In the wealthy, picturesque Italian town of Cortina, north of Venice, a centuries old system of collective property keeps the local natural resources protected and the tourism industry from running amok — but it also keeps women from inheriting and controlling land.
Run by leaders of the 1,200 “historic families” in the area, Regole Ampezzane translates roughly to “the commons of Cortina d’Ampezzo,” a medieval system that dates back to the 11th century. Within the Regole collective, rights to use the land and become members of its governing body pass from father to sons. There are exceptions if a family has no male heirs, but they restrict women from marrying outside the community if they want to keep their status.
In April, the women of Cortina formally requested an end to the male-dominated system. In an assembly vote, a majority agreed, but not quite the two-thirds majority required to pass the change.

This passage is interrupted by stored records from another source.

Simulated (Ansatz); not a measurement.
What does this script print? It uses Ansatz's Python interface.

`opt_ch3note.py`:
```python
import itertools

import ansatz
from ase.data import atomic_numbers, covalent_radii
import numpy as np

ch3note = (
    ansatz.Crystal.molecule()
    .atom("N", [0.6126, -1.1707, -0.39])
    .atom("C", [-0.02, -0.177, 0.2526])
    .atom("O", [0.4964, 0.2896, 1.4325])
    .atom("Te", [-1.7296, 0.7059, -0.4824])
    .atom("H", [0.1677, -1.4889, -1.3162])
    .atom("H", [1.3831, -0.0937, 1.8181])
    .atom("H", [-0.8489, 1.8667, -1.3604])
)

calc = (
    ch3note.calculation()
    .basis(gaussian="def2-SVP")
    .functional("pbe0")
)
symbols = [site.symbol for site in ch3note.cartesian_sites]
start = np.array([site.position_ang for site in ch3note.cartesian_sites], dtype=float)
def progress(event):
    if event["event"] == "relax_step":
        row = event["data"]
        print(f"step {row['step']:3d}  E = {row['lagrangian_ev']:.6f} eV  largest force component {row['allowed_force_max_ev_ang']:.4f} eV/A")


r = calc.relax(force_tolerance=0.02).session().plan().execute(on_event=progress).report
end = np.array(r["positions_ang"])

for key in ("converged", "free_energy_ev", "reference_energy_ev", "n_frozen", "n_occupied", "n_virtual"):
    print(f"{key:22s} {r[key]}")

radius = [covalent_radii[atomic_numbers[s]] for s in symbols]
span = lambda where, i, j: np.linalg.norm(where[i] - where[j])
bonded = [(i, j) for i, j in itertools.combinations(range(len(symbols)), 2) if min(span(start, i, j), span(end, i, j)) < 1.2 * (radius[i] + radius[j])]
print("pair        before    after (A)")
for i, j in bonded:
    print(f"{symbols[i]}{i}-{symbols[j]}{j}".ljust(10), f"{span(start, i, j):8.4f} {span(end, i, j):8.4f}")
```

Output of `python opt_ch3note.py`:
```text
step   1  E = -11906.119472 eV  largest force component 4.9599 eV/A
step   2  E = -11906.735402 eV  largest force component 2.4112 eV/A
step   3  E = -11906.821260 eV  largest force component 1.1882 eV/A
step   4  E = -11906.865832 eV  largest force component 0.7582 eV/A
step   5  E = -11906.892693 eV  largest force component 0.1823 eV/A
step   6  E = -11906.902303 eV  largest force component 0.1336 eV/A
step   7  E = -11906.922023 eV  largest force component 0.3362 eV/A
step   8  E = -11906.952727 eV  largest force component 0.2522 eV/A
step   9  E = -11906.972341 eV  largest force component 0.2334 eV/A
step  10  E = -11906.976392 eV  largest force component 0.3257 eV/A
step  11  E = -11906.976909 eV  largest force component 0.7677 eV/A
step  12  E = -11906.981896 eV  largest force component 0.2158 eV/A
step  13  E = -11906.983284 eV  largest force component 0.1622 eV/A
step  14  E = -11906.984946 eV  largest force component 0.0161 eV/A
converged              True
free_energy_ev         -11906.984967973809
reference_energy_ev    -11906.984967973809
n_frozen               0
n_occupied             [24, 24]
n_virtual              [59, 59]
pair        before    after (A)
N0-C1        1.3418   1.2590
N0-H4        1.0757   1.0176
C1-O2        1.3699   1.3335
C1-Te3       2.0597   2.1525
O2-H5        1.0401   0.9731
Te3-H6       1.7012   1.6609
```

There are mixed feelings about changing the Regole, from men and women alike. While systems like it are still only in place in scattered communities in rural Italy, there is a fondness for the protections against unbridled progress they seem to bring and the feelings of community independence they foster. Some fear that changes will bring scrutiny and ultimately, a potential collapse, as these entities likely wouldn’t stand up to modern Italian law. Despite those fears, most of the other remaining instances of such systems have indeed changed their policies to be more inclusive of women in recent years.